From Aix to Avignon direct is less than 50 miles, but the longer route through St. Rémy and Tarascon is well worth the extra 18 miles.

The first village is St. Cannat, where the remains of a castle of the Bishops of Marseilles can be seen, and also the pilgrimage chapel of Notre Dame de la Vie. The road then begins to go through an open country, broken up with a curious formation of rocky ridges, through which the road has been cut. The whole neighbourhood was badly shaken with an earthquake in 1909, and Lambesc and other villages suffered very severely.

Sénas is a small stone village without interest, but Orgon, the next place, is strikingly situated between a precipitous limestone ridge and the wide bed of the River Durance, spanned at this point with a huge lattice girder railway-bridge. On the summit of the ridge are the picturesque ruins of a château of the Counts of Provence, twice dismantled, and also the Chapel of Notre Dame de Beauregard. The town has preserved part of its ramparts and several picturesque houses of the fourteenth, fifteenth, and sixteenth centuries. The church dates from 1325.

Five kilometres north of Orgon the road to St. Rémy goes off to the left, and runs along the north side of the isolated group of hills called Les Alpines. Long rows of tall cypresses stand by the roadside in vast perspectives, and help to mitigate the fierce mistral when it comes shrieking over the desolate plains of the Rhone’s delta.

ST. RÉMY

is a pleasant town with tree-lined streets and a fourteenth-century tower to its church, which is modern. About a mile to the south, on the site of the Phœnician town of Glanum Livii, afterwards Romanized, stand two remarkably fine relics of the first four centuries of this era. One is a Roman triumphal arch, half destroyed above, but still retaining finely coffered work inside the arch and some sculptured figures outside; the other is a magnificently preserved mausoleum of three stories, 50 feet high, and built of the same orange-coloured sandstone as the arch. The base is adorned with bas-reliefs of battle and hunting scenes, and on the top is a peristyle of ten Corinthian columns, containing two statues (with modern heads) representing the parents of Sextus and Marius, of the family of the Julii, by whom it was erected. The situation of these remarkable structures on a rocky little plateau is most striking.

TARASCON

Keeping along the foot of Les Alpines for about 9 kilometres farther, one swings to the right to the interesting old town of Tarascon, which faces Beaucaire on the opposite side of the mud-coloured Rhone. A long suspension bridge joins the two towns.

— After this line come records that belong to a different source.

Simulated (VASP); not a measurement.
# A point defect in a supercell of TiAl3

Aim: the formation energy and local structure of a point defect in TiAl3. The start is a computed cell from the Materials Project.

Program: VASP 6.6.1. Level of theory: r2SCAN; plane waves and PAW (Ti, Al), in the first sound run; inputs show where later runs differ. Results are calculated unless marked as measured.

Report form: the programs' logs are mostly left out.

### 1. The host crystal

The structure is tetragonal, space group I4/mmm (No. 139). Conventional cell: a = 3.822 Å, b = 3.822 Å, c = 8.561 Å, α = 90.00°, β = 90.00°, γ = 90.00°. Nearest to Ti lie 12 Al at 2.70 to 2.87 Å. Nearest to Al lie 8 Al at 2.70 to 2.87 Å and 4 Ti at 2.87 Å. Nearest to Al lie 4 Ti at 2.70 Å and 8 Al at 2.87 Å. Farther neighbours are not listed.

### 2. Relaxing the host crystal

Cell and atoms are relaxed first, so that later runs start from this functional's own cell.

The Church of Ste. Marthe, with its crocketed spire, was built on the site of a Roman temple in the twelfth century, and rebuilt between 1379 and 1449. It retains the magnificent south portal of the earlier church. The saint to whom the church is dedicated is said to have been buried under the marble effigy one may see. A legend tells how St. Martha found the district ravaged by a hideous dragon, which she killed or tamed, and thus earned the gratitude of the people of Tarascon. The memory of this deliverance was kept alive until recent years by a fête held on the second Sunday after Pentecost, when a huge representation of the dragon was taken through the streets. The castle of Tarascon is a complete and most imposing pile, standing four square, with one side washed by the Rhone. It was begun by Louis II. of Provence in the fourteenth century, and finished by the good King Réné of Anjou. Being now used as a prison, it is not easy to obtain permission to enter. The town still preserves a good gateway, flanked by round towers, and some of the old streets are picturesquely arcaded.

Beaucaire is a rather squalid little town, and it is far better to look from the Tarascon side at the fine ruined castle of Montmorency standing on its mass of white rock.